Bristol Standard Case Studies

Nicky began childminding relatively recently after a twenty-year career in nursing, which culminated in her working as a community nurse. Nicky wanted a career that she could feel more autonomy with, being able to control when she worked, took holidays and how she worked. Having a young family Nicky chose childminding, hoping it would complement family life better.

Nicky is a sole provider, working part-time caring for two children each day. She provides a calm and welcoming setting, using the large open plan area of the ground floor of her house to childmind in. There is a wealth of resources which are easily accessible, so the children are able to select their own resources. Nicky has created a cosy corner, which reflects the Communication Friendly Spaces ethos, Nicky explains that the children enjoy using it as a space to relax. As well as having free flow around the ground floor there is direct and level access onto a paved area of the garden, which includes a mud kitchen.

Prior to commencing her Bristol Standard journey Nicky had only been childminding for a few months.   She found the Bristol Standard process to be more in-depth and detailed than she had anticipated ‘I suppose I didn’t know how much was involved in it and how thoroughly it made you look at your setting’.

Nicky explained that the whole process has proved beneficial, enabling her to scrutinise what she already did and considering how to improve on it, especially as she was so new to childminding, she describes this time as ‘a steep learning curve’.  Nicky used the e-submission facility and whilst she initially found this a bit confusing, with the support and help of her husband and Joanne, the Childminding Support Worker, she found it relatively easy ‘Joanne sent me step by step instructions and once I followed those, it was fine.’.

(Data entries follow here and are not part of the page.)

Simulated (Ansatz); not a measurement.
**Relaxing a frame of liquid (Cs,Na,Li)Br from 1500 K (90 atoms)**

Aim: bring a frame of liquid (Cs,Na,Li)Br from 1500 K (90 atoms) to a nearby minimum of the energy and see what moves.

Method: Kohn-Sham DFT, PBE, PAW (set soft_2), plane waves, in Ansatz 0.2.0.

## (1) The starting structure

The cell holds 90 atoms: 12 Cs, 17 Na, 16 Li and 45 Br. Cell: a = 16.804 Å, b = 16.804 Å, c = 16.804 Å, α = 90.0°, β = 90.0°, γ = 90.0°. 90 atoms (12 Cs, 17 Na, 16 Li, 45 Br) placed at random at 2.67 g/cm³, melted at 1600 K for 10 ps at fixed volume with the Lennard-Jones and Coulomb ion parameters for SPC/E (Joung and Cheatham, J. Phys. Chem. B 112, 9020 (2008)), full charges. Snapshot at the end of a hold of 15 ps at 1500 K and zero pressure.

Nicky chose to make switching to a digital system of recording the children’s development a target and this has proved to be the most beneficial target so far. The result of this switch has been that she has less paperwork and consequently more time to spend on other aspects of her business. ‘It’s helped me manage my time better, I found that when I first started childminding I felt that I was trying to get to grips with a huge mound of paperwork, it’s made me cut down on paperwork and made things more manageable’. She feels that the children have benefitted from having a practitioner that knows where they are developmentally, as it’s easier to track their individual progress using the new system ‘The children have benefitted as I’ve had more time to plan and do activities with them’. Nicky explains that another benefit has proved to be improved communications with the children’s parents ‘the parent’s really like it I’ve recently sent out questionnaires to them and had really good feedback on it’.   It has enhanced continuity of care between home and her setting ‘happier parents equals happier children’.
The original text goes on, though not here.